Quotulatiousness

March 18, 2020

QotD: The “magic” of capitalism

Filed under: Economics, History, Quotations, USA — Tags: , , — Nicholas @ 01:00

Warren Buffett has told us that there’s something magical about American capitalism. This isn’t quite true, because other countries have achieved much the same thing. What is true about it is that it is the system itself which has caused the incredible wealth we all enjoy in this modern world. Buffett writes:

    In 1776, America set off to unleash human potential by combining market economics, the rule of law and equality of opportunity. This foundation was an act of genius that in only 241 years converted our original villages and prairies into $96 trillion of wealth.

Other places which did much the same thing — that mixture of capitalism, the rule of law and free markets — achieved much the same end. We generally refer to those places as the developed world, while those that didn’t are still the Third World. There is nowhere at all that has become rich, absent some vast natural resource, without adopting this system.
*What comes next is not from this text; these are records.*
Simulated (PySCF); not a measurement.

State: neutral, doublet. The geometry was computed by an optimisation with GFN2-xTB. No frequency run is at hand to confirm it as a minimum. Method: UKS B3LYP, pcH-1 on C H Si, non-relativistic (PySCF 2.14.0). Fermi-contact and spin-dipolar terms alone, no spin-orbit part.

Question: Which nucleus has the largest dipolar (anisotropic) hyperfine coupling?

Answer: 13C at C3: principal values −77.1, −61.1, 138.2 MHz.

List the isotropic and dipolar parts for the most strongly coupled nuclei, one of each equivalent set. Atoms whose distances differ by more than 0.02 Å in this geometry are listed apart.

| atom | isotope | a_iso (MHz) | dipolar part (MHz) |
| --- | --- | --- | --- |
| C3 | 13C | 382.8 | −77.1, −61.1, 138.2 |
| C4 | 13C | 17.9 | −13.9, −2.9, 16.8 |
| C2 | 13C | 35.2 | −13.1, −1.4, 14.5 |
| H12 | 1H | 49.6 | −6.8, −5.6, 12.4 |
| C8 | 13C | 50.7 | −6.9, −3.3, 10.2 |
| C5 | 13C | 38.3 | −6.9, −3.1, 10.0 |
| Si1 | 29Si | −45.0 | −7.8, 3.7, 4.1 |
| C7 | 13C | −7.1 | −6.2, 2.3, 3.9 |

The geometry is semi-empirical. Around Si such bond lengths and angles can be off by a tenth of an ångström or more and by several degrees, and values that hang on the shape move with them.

We can show this, too, with the numbers from Angus Madison. The average GDP per capita over history, all countries, all empires, was some $600 a year or so — That’s in today’s dollars, meaning history was, by our standards, abject destitution for everyone. This is also why we use $1.90 a day (at modern American prices) as our measure of global absolute poverty. Because that’s just what the past was and we celebrate when people, a country, a nation, rise above that historical existence.

Tim Worstall, “Appalachia’s woes show the success of American capitalism”, Washington Examiner, 2018-01-09.